The All India Footwear Manufacturers and Retailers Association (AIFMRA) has submitted a memorandum to the Finance Ministry seeking relief from high excise duty on non-leather footwear.

While thanking the finance minister for providing some relief to the footwear industry, Rafique Malik, chairman, AIFMRA, said, “The relief provided in the budget has been restricted to a very small segment of the sector.”

“Post the Budget, the rich man’s footwear made of leather will enjoy benefits of lower tax rate, whereas the common man using affordable non-leather footwear will have to pay more,” he added.

“The increase in effective excise duty will increase the excise tax on children shoes & sandals, school shoes, sandals & shoes for women and men and all sports shoes,” he observed.

The Budget has proposed concessional duty on footwear made from leather uppers, which make up about 15 per cent of footwear sold in India and leather upper shoes sell on prices above Rs 2000.

Majority of the footwear today are produced from synthetic leather, PVC, PU & fabric uppers, which provide durable quality footwear at reasonable prices from Rs 500 to Rs 3000.

The majority of the industry which uses synthetic material has been burdened with a higher rate of duty, due to the reduction in the abatement rate from 35 per cent to 25 per cent.

With this change, footwear above Rs 1000 made from any material other than leather, attracts an excise duty at 12.50 per cent on retail price with abatement of 25 per cent.

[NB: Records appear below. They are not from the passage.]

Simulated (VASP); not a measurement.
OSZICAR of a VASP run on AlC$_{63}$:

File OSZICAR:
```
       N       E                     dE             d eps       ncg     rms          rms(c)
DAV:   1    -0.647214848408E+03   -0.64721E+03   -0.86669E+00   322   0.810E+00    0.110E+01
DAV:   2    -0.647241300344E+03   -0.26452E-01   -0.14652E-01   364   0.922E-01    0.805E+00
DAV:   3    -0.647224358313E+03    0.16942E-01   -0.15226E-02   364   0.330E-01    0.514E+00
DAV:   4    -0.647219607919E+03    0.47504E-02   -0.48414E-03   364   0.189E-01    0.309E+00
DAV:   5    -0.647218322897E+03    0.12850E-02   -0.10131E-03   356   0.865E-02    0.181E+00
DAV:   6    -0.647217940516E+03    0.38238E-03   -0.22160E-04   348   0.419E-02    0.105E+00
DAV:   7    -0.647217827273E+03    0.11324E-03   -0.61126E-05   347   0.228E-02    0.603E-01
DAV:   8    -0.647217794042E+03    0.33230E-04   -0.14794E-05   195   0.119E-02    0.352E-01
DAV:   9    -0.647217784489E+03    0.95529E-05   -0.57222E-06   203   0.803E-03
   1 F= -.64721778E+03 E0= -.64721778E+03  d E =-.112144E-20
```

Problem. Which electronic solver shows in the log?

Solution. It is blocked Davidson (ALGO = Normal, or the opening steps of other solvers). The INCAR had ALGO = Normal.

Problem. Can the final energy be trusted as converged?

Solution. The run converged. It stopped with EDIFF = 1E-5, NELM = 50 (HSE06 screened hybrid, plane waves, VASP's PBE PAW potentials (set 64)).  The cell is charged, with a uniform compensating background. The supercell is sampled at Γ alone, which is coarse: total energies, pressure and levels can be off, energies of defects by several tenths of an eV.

As a general trade practice, footwear is on an average discounted by 18-20 per cent on retail sales price.

“Since the government is collecting excise duty on retail sales price, considering other duties, taxes and retailer margin, the effective excise duty rate works out to 32-33 per cent of the ex-factory price,” Malik explained.

According to the footwear trade body, pre-budget this was at about 26-27 per cent.

It further informed that non-leather footwear is now among the highest taxed items among consumer goods of necessity, while other necessity goods like food and branded garments attract no excise duty.

AIFMRA has requested to either consider applying a rate of 6 per cent excise duty on all footwear above Rs 1000 or increase the abatement applicable on all footwear other than leather to 70 per cent of the retail sales price.

“Smaller manufacturers, make up for a large share of Indian footwear manufacturing, are further burdened by the break with lost CENVAT credit due to the break in the manufacturing value chain,” it noted.

AIFMRA is seeking rationalisation of excise duty on all footwear and states that if the central excise duty on all footwear is rationalised, the industry has a potential to create about 4 million jobs.